Actual buildings (above) whose CAD model (below)
is highly compressible,

Compression-Aware Algorithms Project

This project is based in the Department of Computer Science at the University of Virginia, and is supported by the National Science Foundation under grant III-1117684,

The people involved in this research are professors Gabriel Robins (PI) and abhi Shelat (co-PI), and graduate students Nathan Brunelle, Michael Skalak, and Robbie Hott.

Motivation and Overview

A data avalanche is sweeping and permeating all sectors of society, including industry, government, and academia. Achieving the full transformative potential of this deluge of data requires addressing new and open questions, especially with respect to the scalability of data creation, storage, and processing. In particular, while much data is stored in compressed format, very few classic data processing algorithms are able to process compressed data. Thus the rate of growth of common datasets is far outpacing algorithmic capability.

To address this growing disconnect, this project is developing a general framework for compression-aware algorithms that operate directly on compressed massive datasets. Each algorithm's speed and memory space performance can dramatically improve with the input's compressibility (i.e., descriptive complexity), rather than depend solely on the input size. This improvement derives from leveraging highly repetitive or parametrically specified input structures, leading to much smaller inputs (and outputs), and enabling algorithms to manipulate very large composite objects while interacting only with their succinct descriptions. We are devising compression-aware algorithms in several classical domains, including for geometric, graph-based, and numerical applications such as sorting and searching.

This project also investigates algorithmically-aware compression schemes specifically designed to allow efficient computations directly on the compressed data. We are also devising new compression-aware data structures that can efficiently handle and store compressed inputs, while still allowing standard queries and access to that data. Our algorithmic contributions will be validated with experiments on both real and synthetic massive data sets. This principled compression-aware algorithms methodology has wide applicability across numerous diverse areas, including networks, bioinformatics, databases, computer graphics, artificial intelligence, geographic information systems, integrated circuit design, and computer-aided engineering.

The intellectual merit of this proposal stems from its broad conceptualization of new families of compression-aware algorithms that will operate directly on massive compressed datasets, coupled with a focus on new applications and practical considerations. This project will design more sophisticated and efficient algorithms, and will enable the processing and mining of very large datasets in numerous areas across academia, industry and government. This project is also training students, conducting outreach, and helping to produce key curricula components in the area of data mining, compression-aware algorithms, optimization, and approximation, and operations research.

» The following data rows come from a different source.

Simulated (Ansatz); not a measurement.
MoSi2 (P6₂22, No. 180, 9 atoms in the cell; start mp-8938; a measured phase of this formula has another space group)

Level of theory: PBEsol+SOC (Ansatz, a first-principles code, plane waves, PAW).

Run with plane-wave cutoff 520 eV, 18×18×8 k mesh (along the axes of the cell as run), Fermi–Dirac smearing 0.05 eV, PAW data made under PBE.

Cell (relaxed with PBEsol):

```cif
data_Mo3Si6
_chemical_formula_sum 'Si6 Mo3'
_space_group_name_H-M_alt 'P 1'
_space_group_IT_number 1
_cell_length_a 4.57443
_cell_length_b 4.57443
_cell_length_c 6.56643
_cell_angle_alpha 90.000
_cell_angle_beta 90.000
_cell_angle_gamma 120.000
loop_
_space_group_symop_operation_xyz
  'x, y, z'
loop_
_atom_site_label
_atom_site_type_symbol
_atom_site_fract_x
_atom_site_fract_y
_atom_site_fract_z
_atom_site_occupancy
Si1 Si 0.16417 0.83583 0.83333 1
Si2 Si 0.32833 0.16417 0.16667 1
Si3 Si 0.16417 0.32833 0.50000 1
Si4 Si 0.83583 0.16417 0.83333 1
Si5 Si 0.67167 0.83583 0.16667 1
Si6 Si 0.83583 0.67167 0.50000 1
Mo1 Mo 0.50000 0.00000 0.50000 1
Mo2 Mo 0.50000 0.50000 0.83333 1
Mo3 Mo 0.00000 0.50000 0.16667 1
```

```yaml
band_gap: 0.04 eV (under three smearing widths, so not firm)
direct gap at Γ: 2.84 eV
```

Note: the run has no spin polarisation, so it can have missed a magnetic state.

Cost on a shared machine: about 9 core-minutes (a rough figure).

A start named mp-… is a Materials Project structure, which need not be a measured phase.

The broader impact of the proposed research lies in increasing the efficacy and utility of future compression-aware algorithms and approximation schemes across a wide spectrum of fields, with clear benefits to science, society, and the economy. Data mining and computational sciences have attracted much attention in recent years, but runaway data volumes have swamped existing algorithms and stifled progress. The formulations, algorithms, codes, and theories being developed by this project will help usher in future efficient and practical algorithms and heuristics, and fundamentally change the way in which organizations generate, collect, process, utilize, and mine large datasets.

Preliminary Results

We obtained a series of interesting results on compression-aware algorithmic variants of classical problems in sorting and searching, including order-statistics (i.e., "selection" or finding the kth largest element). Our new compression-aware algorithms are able to sort and search lists compressed using either the standard Lempel-Ziv-77 compression scheme, unions of arithmetic progressions, or using context-free grammar -based compressions. In all cases our new algorithms have substantially faster run times than their classical counterparts.

Some of our findings thus far are summarized in the following draft:

Brunelle, N., Robins, G., and Shelat, a., Sorting a Compressed List, June, 2012

These preliminary results are very encouraging, and demonstrate that this general research area of compression-aware algorithms is ripe with new and useful results that await discovery. We are currently developing additonal compression-aware algorithms for other problem areas, and implementing and benchmarking our new algorithms. We will soon make our results, implementations, and benchmarks available to the larger research community.